Learning Connections
Wilde said his learning team acts as communicators to the rest of the company. For example, the team hosts an internal website and email offering called “Champions Daily” that highlights different examples of cross-boundary teamwork and recognizes the champions for different teamwork initiatives. One story described how the yogurt team connected with Pillsbury groups to share practices and common areas of interest to improve business results.
The company’s climate survey also has evolved to become a strategic tool for senior leaders to indicate progress and identify opportunities for critical business and learning and development efforts. The CEO and senior team are involved in the design and implementation of the survey to measure employee opinions about critical business capabilities and employee engagement indicators to support the company’s people growth value.

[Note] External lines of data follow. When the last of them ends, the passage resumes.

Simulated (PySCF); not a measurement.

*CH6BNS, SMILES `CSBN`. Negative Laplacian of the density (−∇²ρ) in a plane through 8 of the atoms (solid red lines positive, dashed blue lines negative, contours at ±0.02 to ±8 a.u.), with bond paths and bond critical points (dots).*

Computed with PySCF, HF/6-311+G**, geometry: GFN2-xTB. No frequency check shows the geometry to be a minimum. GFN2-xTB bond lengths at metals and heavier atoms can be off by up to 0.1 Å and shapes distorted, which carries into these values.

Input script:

The survey tracks a number of factors showing continuous improvement and greater impact in overall learning and growth throughout the company. Highlights from the most recent survey indicated:
• Favorable responses to the question “Discussed an individual development plan with my manager” improved to a record 83 percent in 2011.
• Responses to the question “Division management encourages experimentation to achieve breakthrough ideas” increased from a 67 percent favorable response in 2010 to 74 percent in 2011.
• 95 percent of employees are confident in General Mills’ ability to meet standard business objectives.
“We are going to keep doing work that matters the most to our business strategy and consumers worldwide,” Wilde said. “That means constantly challenging if a traditional L&D offering continues to add value or should be reconsidered for something that builds new capabilities to realize our global ambitions.”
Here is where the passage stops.